BasicLambda int does not parse integers
chrisdone opened this issue · 2 comments
The example on master doesn't parse integers:
> :m + FlatParse.Examples.BasicLambda.Parser FlatParse.Basic
> runParser src' "123"
Err (Imprecise (Pos 3) [Msg "identifier",Lit "true",Lit "false",Msg "parenthesized expression",Msg "integer literal",Lit "let",Lit "lam",Lit "if"])
> runParser int "123"
Fail
I think the parser is too greedy:
int :: Parser Int
int = token $
snd <$> chainr (\n (!place, !acc) -> (place*10,acc+place*n)) digit ((10,) <$> digit)

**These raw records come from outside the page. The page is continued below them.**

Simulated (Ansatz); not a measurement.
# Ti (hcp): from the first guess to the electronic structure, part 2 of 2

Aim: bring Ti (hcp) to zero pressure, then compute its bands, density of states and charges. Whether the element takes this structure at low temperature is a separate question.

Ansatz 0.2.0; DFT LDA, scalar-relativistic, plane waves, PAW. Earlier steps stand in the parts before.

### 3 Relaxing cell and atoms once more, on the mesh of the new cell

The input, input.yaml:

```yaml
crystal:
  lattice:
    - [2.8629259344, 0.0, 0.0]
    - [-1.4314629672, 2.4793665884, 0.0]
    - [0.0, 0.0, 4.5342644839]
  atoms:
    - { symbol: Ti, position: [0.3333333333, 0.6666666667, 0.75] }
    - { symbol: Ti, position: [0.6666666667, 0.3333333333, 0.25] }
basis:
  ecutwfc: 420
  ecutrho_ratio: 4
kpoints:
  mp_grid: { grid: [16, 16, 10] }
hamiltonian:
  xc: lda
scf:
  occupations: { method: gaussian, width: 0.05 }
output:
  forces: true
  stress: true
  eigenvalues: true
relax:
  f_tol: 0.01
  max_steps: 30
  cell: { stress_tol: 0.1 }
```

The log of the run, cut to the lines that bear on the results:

chainr :: (a -> b -> b) -> Parser e a -> Parser e b -> Parser e b
chainr f (Parser elem) (Parser end) = go where
go = Parser \fp eob s -> case elem fp eob s of
OK# a s -> case runParser# go fp eob s of
OK# b s -> let !b' = f a b in OK# b' s
x -> x
Fail# -> end fp eob s
Err# e -> Err# e
{-# inline chainr #-}
chainr
consumes elem
(digit in this case) greedily until it Fails and then it tries to consume end
, which of course fails because there are no more integers to parse. So either you have to make the end
a no-op and use a lookahead to ensure there is at least one digit to consume, or perhaps pick another combinator over chainr
. Maybe you could have chainr1
that would omit an end parser.
Gross but functional example:
int :: F.Parser ParseError Int
int = do
_ <- F.lookahead digit
i <- snd <$>
(F.chainr
(\n (!place, !acc) -> (place * 10, acc + place * n))
digit
(pure (1,0)))
ws
pure i
> F.runParser int ""
Fail
> F.runParser int "00012"
OK 12 ""
You're right. I'm inclined to go with the following now:
int :: Parser Int
int = token do
(place, n) <- chainr (\n (!place, !acc) -> (place*10,acc+place*n)) digit (pure (1, 0))
case place of
1 -> empty
_ -> pure n
My general idea in the API is that list-returning functions should be de-emphasized in favor of fusable/inlinable combinators. I'm not exactly sure about the right set of such combinators. The above int
solution still looks kind of stiff.
To digress a bit, every solution we can do now has awful performance because of the Int
boxing, and ideally we'd have a levity polymorphic API for at least some basic methods and combinators. I've made an issue about this: #5
I prefer your version indeed. It measures the same performance as mine, so I'll use yours.
(No change to these numbers)
benchmarking parseText/Parser2/Text/array[1000]
time 43.24 μs (43.02 μs .. 43.48 μs)
0.997 R² (0.993 R² .. 1.000 R²)
mean 44.10 μs (43.07 μs .. 46.31 μs)
std dev 5.031 μs (2.197 μs .. 9.385 μs)
variance introduced by outliers: 87% (severely inflated)
benchmarking parseText/Parser2/Text/array[2000]
time 103.5 μs (103.2 μs .. 103.9 μs)
1.000 R² (1.000 R² .. 1.000 R²)
mean 103.8 μs (103.5 μs .. 104.4 μs)
std dev 1.493 μs (1.250 μs .. 1.896 μs)
benchmarking parseText/Parser2/Text/array[4000]
time 262.6 μs (261.5 μs .. 264.1 μs)
1.000 R² (1.000 R² .. 1.000 R²)
mean 262.7 μs (261.7 μs .. 263.8 μs)
std dev 3.554 μs (2.634 μs .. 4.579 μs)
My general idea in the API is that list-returning functions should be de-emphasized in favor of fusable/inlinable combinators. I'm not exactly sure about the right set of such combinators. The above int solution still looks kind of stiff.
This makes sense; I also don't know a good API for e.g. parsing into a vector.
Thanks!